At the age of 19, Iowa Muslim teenager Ugbad Abdi is already making huge steps in the fashion world, going from Iowa high schooler to the world of fashion, Wall Street Journal reported.
“There are women in the world that look like Ugbad and dress like Ugbad and our business of fashion should really be concerned with addressing all people that consume clothes and beauty,” said Kyle Hagler, president of the New York division of Next Management, which signed her last year.
The life of Abdi, who had been posting shots of herself in different makeup looks, changed forever last year when her photos drew the attention of a top modeling agency.
Ever since, the Somali-born hijabi Muslim has walked the runway for brands. These brands include, Burberry, Chanel, Fendi and Marc Jacobs. She was in Vogue in April, August and its all-important September issue.
“Ugbad’s grace on the runway or in front of the camera is evident, but that is only part of what makes her an exceptional model,” said Anna Wintour, editor-in-chief of Vogue magazine.
“From the beginning, she has used her platform to challenge stereotypes about Muslim women and open doors for others.”
For Ugbad, the entire experience has been “amazing.”
“Everything that has happened so far to this moment, it’s like, all a dream come true,” she said in an interview after the Michael Kors show. “I always get emotional,” she said while tearing up.
“It’s good to see that people want to see change. It’s an honor to have a voice and maybe educate some people who didn’t know anything about the hijab before. I feel like this is a journey for everyone. ”
According to Islamic Fashion Design Council (IFDC), Muslims spent about $322 billion on fashion in 2018. The hijab fashion industry is set to reach $488 billion this year, WHYY reported.
Non-Muslim international fashion lines and retailers have been trying to tap into the niche market for modest clothing.

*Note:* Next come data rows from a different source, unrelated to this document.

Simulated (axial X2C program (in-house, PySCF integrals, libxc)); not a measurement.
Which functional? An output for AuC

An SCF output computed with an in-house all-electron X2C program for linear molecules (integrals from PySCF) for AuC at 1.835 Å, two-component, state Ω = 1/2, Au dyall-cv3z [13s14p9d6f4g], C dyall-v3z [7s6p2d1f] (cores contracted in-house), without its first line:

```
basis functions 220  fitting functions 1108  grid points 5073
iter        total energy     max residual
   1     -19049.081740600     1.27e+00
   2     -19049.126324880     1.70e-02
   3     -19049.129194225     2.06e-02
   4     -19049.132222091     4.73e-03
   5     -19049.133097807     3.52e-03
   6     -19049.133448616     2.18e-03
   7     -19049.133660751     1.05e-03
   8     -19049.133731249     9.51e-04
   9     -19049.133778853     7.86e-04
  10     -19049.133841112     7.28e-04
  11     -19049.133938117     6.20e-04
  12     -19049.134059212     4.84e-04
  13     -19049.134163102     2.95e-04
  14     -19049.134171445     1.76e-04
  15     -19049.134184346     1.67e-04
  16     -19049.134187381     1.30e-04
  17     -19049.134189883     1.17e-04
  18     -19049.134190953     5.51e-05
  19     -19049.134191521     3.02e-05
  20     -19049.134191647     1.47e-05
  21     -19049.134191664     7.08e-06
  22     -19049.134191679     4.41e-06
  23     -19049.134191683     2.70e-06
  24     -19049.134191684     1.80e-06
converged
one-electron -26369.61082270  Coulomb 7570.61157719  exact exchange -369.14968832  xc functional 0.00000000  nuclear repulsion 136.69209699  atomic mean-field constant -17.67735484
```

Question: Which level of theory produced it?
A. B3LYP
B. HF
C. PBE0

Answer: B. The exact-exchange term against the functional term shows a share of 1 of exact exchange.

For example, high-end label Dolce & Gabbana has lately released a collection of headscarves and coordinated abayas, the loose robes worn by some Muslim women.
Islam emphasizes the concept of decency and modesty. In many authentic Prophetic hadiths, it has been quoted that “modesty is part of faith”.
And the Islamic dress code is part of that overall teaching. The majority of Islamic scholars agree that modesty is mandatory for both Muslim men and women.